Friday, July 29, 2016

"jack overseas, dog of the bass drum"

"You may have heard of Jack, the little dog of the United States Artillery that chased General Pershing’s horse and made our great American commander take a short, unintentional ride one review day in France."
No, actually I hadn't - and if any friend of the Museum knows a little more about him, I'm all ears!  I have not been able to track anything about this little WWI hero who was secreted in a ship's bass drum all the way to Liverpool.  His story began in Mexico in 1916, where he was adopted as a puppy by US soldiers looking for Pancho Villa.  The regiment took their new friend to Fort Myer in Virginia that year (which is how I deduce this must have been the 12th Field Artillery Regiment), and then smuggled him aboard their ship transport to France:
* * *
How to get one little dog across the sea was an absorbing question with Jack’s friends, until some one suggested putting him into a bass drum. So into the bass drum went the little dog, with orders to keep still.
On the day of embarkation many a young soldier kept his spirits up by the thought of Jack hiding in the bass drum, when he might have been sadly depressed, thinking of loved ones he was leaving behind and might never see again.

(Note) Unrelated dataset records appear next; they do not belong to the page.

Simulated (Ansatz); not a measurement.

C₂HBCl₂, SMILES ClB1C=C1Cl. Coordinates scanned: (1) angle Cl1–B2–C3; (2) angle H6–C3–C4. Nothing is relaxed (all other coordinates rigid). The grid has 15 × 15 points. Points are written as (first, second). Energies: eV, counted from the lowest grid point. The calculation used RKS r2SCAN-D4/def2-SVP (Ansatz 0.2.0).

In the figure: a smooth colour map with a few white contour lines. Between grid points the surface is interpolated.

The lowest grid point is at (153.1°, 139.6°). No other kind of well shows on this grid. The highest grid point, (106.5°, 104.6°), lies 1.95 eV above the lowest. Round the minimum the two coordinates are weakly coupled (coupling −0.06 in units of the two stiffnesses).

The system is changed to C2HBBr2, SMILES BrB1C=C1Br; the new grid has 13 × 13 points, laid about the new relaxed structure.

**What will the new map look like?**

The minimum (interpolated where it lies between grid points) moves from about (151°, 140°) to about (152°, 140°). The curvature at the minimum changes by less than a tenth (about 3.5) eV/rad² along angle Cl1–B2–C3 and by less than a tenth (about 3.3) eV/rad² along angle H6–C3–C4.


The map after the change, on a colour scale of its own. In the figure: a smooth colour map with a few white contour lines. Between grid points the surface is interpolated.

Like a good soldier, Jack obeyed orders without asking questions. He may have heard the captain in charge of his battery solemnly tell the ship’s officers that no animals had come on board with the men of his command. . . At last the ship’s officers found out that there was a dog on board their ship. They searched for the little fellow and, before the voyage was ended, Jack had tried all the hiding places known to stowaways of his family. Ship’s officers and sailors were continually saying, “Where is that dog?” But they never found him. When eleven or twelve hundred American soldiers are united in their determination to hide the regimental dog, that pet is not likely to be caught.
* * *
By the time he chased Black Jack Pershing's horse, Jack the dog's position was unassailable, luckily for him.
 -  The whole story can be found in Fox, F. Margaret. (1927). Uncle Sam's animals: by Frances Margaret Fox. New York: The Century Co 141-7.